Things got more interesting after work. I’d go home to the group house where I lived and could hang out with my housemates if I didn’t have specific plans. We’d play variations on indoor baseball. It mostly involved hitting a ball around on the ground floor of the house and induced a good deal of chaos. There was nothing to break but the TV set; which miraculously managed to survive in tact. We would also watch TV when John wasn’t watching football (which was almost all the time) or just hang out on the porch drinking beer.
My room was little more than a crash pad. I had a place to leave my stuff, listen to music, and write articles for the magazine. Sometimes a friend would come over and crash after hitting some after hours joint, about when I was heading off to work on my bike. My girlfriend would spend the night a few times a week. She soon had to return to Spain but we kept up a long distance relationship. My love live was reduced to phone calls and letters for several months until we would reunite in Poland, but I’m getting ahead of myself.
The best part about this time was the group of friends I hung out with and the collective we formed around our rave adventures. I’d been involved in the dance music scene since college as a radio DJ, and went to events in Greensboro, North Carolina, mostly to a club called The Edge and then later to a regular warehouse party downtown. At the warehouse, the latest 12 inches and acid house were being played such as The KLF, the Happy Mondays and so on. The vibe was fresh; all of there felt like we were tapping into something new and fresh. It had the collective feel that hippies must have felt in the 1960’s. The sense of community was very strong and I latched on to that immediately. What struck me the most aside form the weekly crowds diggin’ this new scene was the old WV combi bus in the middle of the floor and a skate ramp. We’d skate, dance and drink until early morning. This was my introduction to raving and it could be said that we were having our own ‘summer of love[1]” in 1991.

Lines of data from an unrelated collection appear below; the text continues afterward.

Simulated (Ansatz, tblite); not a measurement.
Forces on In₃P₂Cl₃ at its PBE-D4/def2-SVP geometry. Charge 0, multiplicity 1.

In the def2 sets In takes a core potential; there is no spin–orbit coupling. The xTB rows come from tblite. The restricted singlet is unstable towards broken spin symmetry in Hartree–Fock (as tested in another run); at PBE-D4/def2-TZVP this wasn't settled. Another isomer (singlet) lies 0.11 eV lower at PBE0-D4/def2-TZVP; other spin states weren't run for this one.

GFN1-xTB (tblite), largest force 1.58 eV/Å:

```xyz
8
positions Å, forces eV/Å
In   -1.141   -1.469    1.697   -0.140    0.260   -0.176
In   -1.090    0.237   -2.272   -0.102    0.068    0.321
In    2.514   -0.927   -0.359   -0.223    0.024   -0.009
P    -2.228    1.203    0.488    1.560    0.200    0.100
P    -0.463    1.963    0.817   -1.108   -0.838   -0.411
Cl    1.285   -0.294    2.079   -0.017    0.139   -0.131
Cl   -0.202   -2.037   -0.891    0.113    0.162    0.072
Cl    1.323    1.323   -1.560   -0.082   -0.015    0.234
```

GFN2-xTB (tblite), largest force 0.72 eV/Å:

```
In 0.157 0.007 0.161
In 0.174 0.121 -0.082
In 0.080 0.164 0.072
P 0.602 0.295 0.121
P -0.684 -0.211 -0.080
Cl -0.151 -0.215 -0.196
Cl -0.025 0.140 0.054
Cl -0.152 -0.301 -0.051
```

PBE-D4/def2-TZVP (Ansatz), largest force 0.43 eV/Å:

By 1993-1994, I’d come to really enjoy going to raves. One day, another writer for Scene, and I got to talking about raves. He had previously been a lead singer for a band and was mostly into rock. The conversation turned to raves and I invited him to come along to a party in Baltimore called Rise. A week later, he and I piled into my car along with his friend to head up to Baltimore one Friday night. That night opened a new chapter in my life.
As we headed up to Rise, I told my fellow Scene writer what he might expect. His friend was already tripping as we got onto Interstate 95 North. We began joking around, pretending the German techno tape we were listening to was a Grateful Dead bootleg. The friend was not the wiser. He’d been to a rave before and decided to check it out again.
The benefits of being a music magazine writer paid off. We were on the guest list and ushered to the front of the line to go into a warehouse hear the Baltimore harbor. We went straight in, dropped the backpack on the floor and began dancing. It was a evening of trippy breaks which really set the mood and hit the spot. My friend the Scene writer and his buddy were hooked. This was the first in many trips to Rise and Fever in Baltimore where we partied like nobody’s business.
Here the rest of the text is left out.